Since 2012, there’s been a consistent rise in home prices which is making new options for a lot of baby boomers and others nearing retirement.
According to CoreLogic statistics, the median Orange County home price has increased $267,000 since four years ago. Some home buyers see that as a signal to get themselves into a home. They’ll need to work with a good real estate agent to locate a suitable property and put in a purchase offer.
Agents who are representing buyers recommend that your offer should be based on the most recent sales prices of comparable properties in the area. This encompasses comparing all features of the properties to your prospective property.
Some examples of comparable features are: square feet, number of bedrooms and bathrooms, year built, location, lot size, parking, pool, etc.
The amount that you offer for purchase of a property should not be based on a percentage off of the List price.
Occasionally, after analyzing recent sales of comparable properties, you will discover that the list price is actually in line with current market values of similar properties that sold in the last 60-90 days or is even priced under current home values.
With this in mind, you shouldn’t expect substantial change from the list price. For that matter, if the property has appealing features, it’s not unusual for such properties to generate multiple offers or sell above the asking price, especially when inventory is low.
It is not a mistake to make an offer at the list price or above if the purchase price is at market value. The issue is many buyers have it ingrained that they’re not getting a deal. Some sellers understand this and simply list their home at a higher price to allow room for the buyer to negotiate.

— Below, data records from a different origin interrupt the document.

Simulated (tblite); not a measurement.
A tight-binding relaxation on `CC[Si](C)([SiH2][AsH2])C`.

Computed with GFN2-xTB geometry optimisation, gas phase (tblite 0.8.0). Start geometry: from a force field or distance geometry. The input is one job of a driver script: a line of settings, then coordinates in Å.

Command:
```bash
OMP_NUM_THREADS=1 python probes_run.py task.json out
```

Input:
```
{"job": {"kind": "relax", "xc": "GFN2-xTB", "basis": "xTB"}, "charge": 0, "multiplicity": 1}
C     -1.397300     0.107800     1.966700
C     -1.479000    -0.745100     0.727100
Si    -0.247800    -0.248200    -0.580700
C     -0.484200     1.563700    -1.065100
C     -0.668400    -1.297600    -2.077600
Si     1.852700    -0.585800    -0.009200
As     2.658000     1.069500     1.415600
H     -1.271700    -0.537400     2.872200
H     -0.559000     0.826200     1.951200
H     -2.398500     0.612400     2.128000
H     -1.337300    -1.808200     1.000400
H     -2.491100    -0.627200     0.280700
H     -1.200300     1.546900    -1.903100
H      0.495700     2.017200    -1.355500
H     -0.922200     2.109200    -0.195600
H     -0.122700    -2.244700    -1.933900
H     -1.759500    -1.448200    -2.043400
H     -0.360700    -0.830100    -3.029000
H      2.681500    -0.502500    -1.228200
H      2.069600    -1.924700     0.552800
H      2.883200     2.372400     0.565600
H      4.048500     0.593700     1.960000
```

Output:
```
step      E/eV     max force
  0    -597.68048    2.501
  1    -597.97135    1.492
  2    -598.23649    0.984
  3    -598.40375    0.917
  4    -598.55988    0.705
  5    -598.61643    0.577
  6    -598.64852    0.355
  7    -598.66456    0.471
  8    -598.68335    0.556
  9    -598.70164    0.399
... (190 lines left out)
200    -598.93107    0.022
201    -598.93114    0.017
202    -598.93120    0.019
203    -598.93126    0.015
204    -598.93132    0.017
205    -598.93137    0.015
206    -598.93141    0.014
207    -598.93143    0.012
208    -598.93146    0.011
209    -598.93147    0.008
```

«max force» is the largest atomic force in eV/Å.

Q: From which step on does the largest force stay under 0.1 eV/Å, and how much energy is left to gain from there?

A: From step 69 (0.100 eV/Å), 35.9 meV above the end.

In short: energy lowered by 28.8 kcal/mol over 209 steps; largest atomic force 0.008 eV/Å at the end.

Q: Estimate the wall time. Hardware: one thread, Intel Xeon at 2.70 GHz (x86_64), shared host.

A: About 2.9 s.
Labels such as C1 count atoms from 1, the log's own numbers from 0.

Your offer should not be predicated on modifications you would like to make. Make an offer based on the property’s condition and current market value. If the modifications, you’d like to make cost $100,000, you should not simply subtract $100,000.
Offer Mistakes
Offers that are unrealistic to the seller, like lowball offers many times do not even get a response from the seller. Some sellers are outraged by such an offer and it indicates you are not a serious buyer.
Do not base your offer on the home’s tax assessed value. The tax assessed value is commonly less than current market value.
Do not base your offer on how much the current owner paid for the property. The current market value is what you need to pay attention to, not their profit. They may have bought it 25 years ago which means they’ve probably experienced equity appreciation of more than 300%.
Do not base your offer on the property’s value when home prices were at their peak. The price it would have sold for in 2005 is not important today, stay focused on how much the property’s current value is now.
Currently, Orange County is in a market when inventory has been reduced, so, generally, there’s adequate data to review to figure what the current market value is. In certain neighborhoods, especially those that are close to the beach, property values are stable and experiencing appreciation due to sales activity, reduced inventory, and high demand, so worries about future price declines based on your offer are less important.
A high percentage of today’s buyers are making “All Cash” purchase offers for homes, so the anxiety about a repeat housing crash due to mortgage defaults is a huge mistake and should not affect decisions about offering close to list price, at list price, or above.
Anytime we work with home buyers, we start the search by providing full data about neighborhood property values they’re considering so that practical expectations are known, as well as an accurate, informed understanding of the market.